Monday, August 25, 2014

Today was the first day of school! My ninth one to be exact and I was the least nervous that I have been my entire career. Usually the first day brings a terrible stomach ache, shaky nerves, and lots of prayers. But today, I was pumped up! It may be because I love my school and the families that go there. I've been there 4 years and it truly feels like a second home. Speaking of, I made a few changes to the room that I wanted to share.

We'll start with my back to school bulletin board. Pinterest inspired of course, but I added my own touches to it. Like the coconuts with the kids names on them. I spent hours going through a HUGE bag of letters to find all the little pieces to their names. I could have done something much easier, but I'm crazy like that.

 
This is a picture of what I had on the student's desks for meet your teacher. Notice how I do not hand write the names on their name tags. My handwriting is decent...I just don't like it, and when I do write it I critique it all.year.long! I also include their number on their name tags. It makes life easier for me and them. 
 

 I made some cute labels to help keep things organized and so the kids and parents would know where to put school supplies. It's so much easier when they help sort through some of it.



 Here are just a few little snippets of my new and improved room. It gets better and brighter every year. I'm super excited about my Daily Five focus board. Usually I make huge poster anchor charts that are hard to keep up all year. This way the expectations and criteria for success are in front of them every day...right in front of their book boxes actually!

I also added some trees that my sweet friend Holly gave me. One girl's trash, another girl's treasure!

Once again, I have no theme in my classroom other than bright and beautiful. The more color the better! It makes life so happy.

So there it is, ready for a new group of sweet little first graders to learn and grow.

Tuesday, April 1, 2014

Report Cards

Report cards are due on Friday! All of you Reading 3D givers, I know you feel the frustration of not having official 3D scores to report on report cards. Yes, we have been progress monitoring; but that does little to tell parents where their kids are right now and where they need to be. We have about 6 weeks left until EOY benchmarks...eeek! Is your class ready? Mine are close, but all of us aren't there yet. So....I made this sheet to go along with my students report cards. Thought I would share in case any of you feel like me and give as much information as I can to the parents of my students.

https://drive.google.com/file/d/0B5P-3mB91RqmcFNOa1ZPWUh0eGM/edit?usp=sharing

Click on the picture to get this for free!

 I also use colored pencils to color a circle around their score so parents know how great their child is doing or if they are close or really behind the goal. I'm visual, so colors help! I use lots of colors in data and assessment charts!

Let me know if this was useful for you!

Wednesday, March 26, 2014

Geography with technology!

I just finished up a great little unit on Geography and I wanted to share some of my favorite activities that helped my students learn geography concepts!

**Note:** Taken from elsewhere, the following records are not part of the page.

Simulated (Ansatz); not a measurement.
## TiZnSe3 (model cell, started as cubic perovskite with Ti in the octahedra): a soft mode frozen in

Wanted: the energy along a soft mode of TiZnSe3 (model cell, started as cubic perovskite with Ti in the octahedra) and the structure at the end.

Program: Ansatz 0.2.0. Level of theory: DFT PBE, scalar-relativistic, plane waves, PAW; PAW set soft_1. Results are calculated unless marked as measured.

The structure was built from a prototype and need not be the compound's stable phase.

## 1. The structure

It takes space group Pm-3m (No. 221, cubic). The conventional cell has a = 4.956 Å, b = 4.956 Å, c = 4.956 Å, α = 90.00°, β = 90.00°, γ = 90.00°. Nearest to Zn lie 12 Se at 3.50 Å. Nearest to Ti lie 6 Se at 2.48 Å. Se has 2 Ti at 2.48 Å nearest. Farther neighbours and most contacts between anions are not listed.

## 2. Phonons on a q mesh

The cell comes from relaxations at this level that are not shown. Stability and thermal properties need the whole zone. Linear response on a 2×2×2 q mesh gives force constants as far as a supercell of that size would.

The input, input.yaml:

Obviously we read this book. It's like a no brainer when it comes to getting little ones to think about how they can locate themselves on a map.


And then we did this little project. We started with my planet, my continent, my country, my state, my town, and last my house.


 
But this year I added a little something extra....technology!!! Using google earth we looked at real satellite pictures as we made our paper circle maps:  planet, continent, country, state, town, school. Check out how awesome this is!








We talked about landforms and what they look like on a map too! First we watched an amazing brainpopjr video, then we made our own landforms out of Playdoh. We labeled our landform and took a museum walk of the landforms that we created. There is also a great idea floating around on pinterest of doing this same idea with sand and a table cloth, but I wasn't feeling that brave. Maybe next year. (or maybe not!!!)



We related what we knew about landforms and found them on our big classroom map of the country. Then we found and labeled our own on these fabulous maps. My coworker came up with this idea. Isn't she fabulous?




You can't talk about maps without the compass. We learned how to label a compass, and then we labeled our classroom. To reinforce the compass we played a fun game called four directions. It's just like the game four corners, except the person who is it has to call out a direction. The kids standing at that wall have to sit down. They LOVED it. We play it a lot. It's also a great brain break activity!!

After we learned all about geography, we hit another essential standard by looking at culture on different continents. We explored what they eat, animals that live there, how they dress, what school is like, what language they speak, and much much more. Our students are learning about culture in Africa, Asia, Australia, and South America!



We did lots and lots of more amazing things with this unit but of course I don't have pictures of them all. I would love to hear what you do with geography in your classroom!